Yesterday’s post was prompted by Vox’s post I linked to, and it appears his latest one at Sigma Game is possibly a partial response to it .

Vox’s contention that beauty is not in the eye of the beholder is true. There are objective standards of beauty, which I never denied. And his historical aside that the concept of beauty being in the eye of the beholder is essentially part of the anti-Catholic reformation and enlightenment is also interesting.

That said, his comparing the measurement of beauty to something like height in that post is simply flat out wrong and on a par with the guy who tried to compare Mike Tyson’s boxing record (an undeniable mathematical fact, like height) with classifying a woman’s beauty score of a 10.

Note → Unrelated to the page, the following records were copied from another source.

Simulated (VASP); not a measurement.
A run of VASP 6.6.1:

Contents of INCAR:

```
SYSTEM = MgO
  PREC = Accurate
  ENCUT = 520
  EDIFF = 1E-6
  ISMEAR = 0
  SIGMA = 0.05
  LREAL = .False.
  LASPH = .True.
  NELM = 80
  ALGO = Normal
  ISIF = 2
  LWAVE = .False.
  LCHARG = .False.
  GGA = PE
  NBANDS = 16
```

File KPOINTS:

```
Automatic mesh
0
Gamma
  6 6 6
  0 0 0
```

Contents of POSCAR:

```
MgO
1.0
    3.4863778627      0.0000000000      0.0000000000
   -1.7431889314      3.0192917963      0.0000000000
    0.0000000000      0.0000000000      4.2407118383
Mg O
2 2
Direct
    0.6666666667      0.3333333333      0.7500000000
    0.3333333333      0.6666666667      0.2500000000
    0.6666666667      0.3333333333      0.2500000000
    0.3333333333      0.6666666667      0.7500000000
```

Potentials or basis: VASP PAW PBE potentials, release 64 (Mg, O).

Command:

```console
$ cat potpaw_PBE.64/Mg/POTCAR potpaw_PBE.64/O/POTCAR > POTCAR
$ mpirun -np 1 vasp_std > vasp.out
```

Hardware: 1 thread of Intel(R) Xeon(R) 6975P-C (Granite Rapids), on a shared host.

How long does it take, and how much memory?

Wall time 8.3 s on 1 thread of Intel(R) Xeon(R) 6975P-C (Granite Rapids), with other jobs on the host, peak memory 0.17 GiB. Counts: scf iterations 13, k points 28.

There are objective beauty standards but they are not absolute. Beauty is not like math. And while you can try to use math to model beauty, beauty is a wider and deeper concept than mere math. And frankly, to suggest otherwise, to me at least, is borderline retarded.

Now I know Vox is not retarded, which is why I found his post interesting. On reflecting on it longer than the half-second or so that elicits my “that’s retarded” response, it became obvious that the problem is one that once again links to the mechanisation of humanity. That is, a false and erroneous perspective on not just humanity, but the underlying reality, and ultimately, God.

Now, bear with me, even if you think this will just be another Protestant bashing exercise, because the subtleties and nuances of beauty are important.

I am on record since many years ago, on saying that beauty may well be the virtue of God that is most evident of both His presence as well as His Grace.

And I said that in my early 20s. When I was essentially a Zen-Agnostic whose code of life probably most approximated that of a modern day Samurai.

I had left home finally, on my own terms, and gone as far from the family I was born in as I could get at age 19.

By 23 my simple observations of the world around me had convinced me reality, the whole of creation, had an intelligence behind it. And as a result of noticing the natural world around me, particularly sunsets against the ocean’s horizon in Cape Town, every evening, I concluded that intelligence must Love us.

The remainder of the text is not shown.